A big question parents have for their older toddler is, “Is my child ready for Primary and what can we do?” How best can we prepare teachers, students, and parents for toddler transition for the next level? Observation of the child’s behavior is the most important task. We can observe definite physical, social, cognitive changes in the child.
Signs of readiness we observe in the classroom:
- Spoken language
- Social awareness
- Concentration (especially with multi-step practical life activities)
There are lower teacher-to-student ratios in the toddler environments. The toddler environments are created for exploration and experimentation. Toddlers need many opportunities to practice doing things themselves, to master the coordination of moving their bodies, and managing their own basic needs. This is a time where we want to make sure we are not doing things to the child but letting them do or try to do on their own. A lot of this happens with toileting, dressing/undressing, and taking care of basic needs, such as serving their own snack.
When a child is showing signs of readiness emotionally, the child’s level of spoken language has noticeably advanced and they begin to demonstrate social awareness of the other children. We model grace and courtesy in the Toddler environment and always strive to be polite and intentional with the words we use. This social awareness helps with the development of empathy towards others.

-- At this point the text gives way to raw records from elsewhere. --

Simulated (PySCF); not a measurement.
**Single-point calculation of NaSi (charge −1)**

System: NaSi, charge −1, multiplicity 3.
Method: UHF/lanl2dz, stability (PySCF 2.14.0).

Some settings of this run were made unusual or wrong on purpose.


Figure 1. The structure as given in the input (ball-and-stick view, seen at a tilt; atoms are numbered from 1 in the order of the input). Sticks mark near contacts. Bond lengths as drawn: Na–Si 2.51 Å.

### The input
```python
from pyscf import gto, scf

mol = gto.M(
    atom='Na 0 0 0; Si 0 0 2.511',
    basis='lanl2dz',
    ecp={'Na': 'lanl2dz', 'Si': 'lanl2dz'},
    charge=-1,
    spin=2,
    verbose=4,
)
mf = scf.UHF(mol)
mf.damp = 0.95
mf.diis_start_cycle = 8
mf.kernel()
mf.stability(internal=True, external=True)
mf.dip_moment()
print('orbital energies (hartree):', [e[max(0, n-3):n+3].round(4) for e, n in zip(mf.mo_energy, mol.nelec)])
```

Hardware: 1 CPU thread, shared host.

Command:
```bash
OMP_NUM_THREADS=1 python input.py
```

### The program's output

The transition to Primary needs to be flexible to meet the needs of each individual child. When we have observed a child is ready to move on, we invite a Primary guide to come and observe that child as well. This not only lets us collaborate and reach a decision together, but also allows the Primary guide to learn a little about the transitioning child as well. We will also meet with the Primary guide to give them insight on the child’s likes/dislikes and other helpful information we have learned during our time with the child.
All the work in the Toddler environment has a purpose and builds towards supporting advanced work and preparation for the Primary. The goal is to establish strong, but developmentally appropriate foundational skills. It is up to the teacher to observe and provide those developmentally appropriate materials for all the children in their environment. The environments adapt to the individual child.
“To assist a child we must provide him with an environment which will enable him to develop freely. A child is passing through a period of self-realization, and it is enough simply to open up the door for him.”